The other ongoing theme which struck me as notable was the lessons Andy and his son Opie learned from each other. It was usually Andy, the wise father, who helped Opie understand the importance of such virtues as honesty and kindness. Sometimes, however, Opie was the teacher and Andy the student.
One incident that stands out is when Opie was selling his bicycle to a friend without mentioning it had some defects. Andy sidetracked the deal when he pointed out how the chain kept breaking and the tires going flat. Opie paid close attention to his dad. When Andy decided he might sell their home, Opie told the married couple interested in buying it everything which needed repairing.
An irritated father began to give his young son a scolding. That’s when Opie innocently explained he didn’t realize honesty applied just to kids and not to grown-ups. Isaiah 11:6 says, “And a little child shall lead them.” It was Opie’s time to lead that day. Children sometimes do that if we’ll listen.

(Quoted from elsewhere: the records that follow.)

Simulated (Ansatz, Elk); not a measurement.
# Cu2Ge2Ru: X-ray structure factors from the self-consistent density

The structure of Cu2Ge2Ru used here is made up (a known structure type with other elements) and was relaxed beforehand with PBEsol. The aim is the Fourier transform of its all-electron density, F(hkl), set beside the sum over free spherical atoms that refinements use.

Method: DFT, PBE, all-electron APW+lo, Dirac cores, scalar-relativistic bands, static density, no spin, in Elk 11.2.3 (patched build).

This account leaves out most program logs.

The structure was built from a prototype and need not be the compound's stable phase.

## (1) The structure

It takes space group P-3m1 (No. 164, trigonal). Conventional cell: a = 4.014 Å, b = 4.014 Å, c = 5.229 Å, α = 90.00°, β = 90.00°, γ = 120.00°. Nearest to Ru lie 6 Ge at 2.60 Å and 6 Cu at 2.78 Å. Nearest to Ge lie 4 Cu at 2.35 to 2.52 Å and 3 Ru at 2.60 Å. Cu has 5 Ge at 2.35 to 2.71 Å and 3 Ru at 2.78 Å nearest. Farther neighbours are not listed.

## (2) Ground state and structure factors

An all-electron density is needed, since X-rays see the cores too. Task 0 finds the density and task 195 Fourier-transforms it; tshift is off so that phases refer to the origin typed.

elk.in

Even though he was an exceptionally fine person, Andy had some flaws that showed up occasionally. Maybe that’s why it’s such an impactful series. Andy wasn’t perfect, but we knew his heart was in the right place.
We all stumble at times and need an Andy to help steady us. And sometimes we need an Opie to put things in perspective. There are plenty of good lessons in Mayberry and other shows of my childhood, lessons of value within wholesome entertainment. Maybe I’m wrong, but I don’t believe that happens much today. There is one thing, though, which I’m sure about. It was a good life.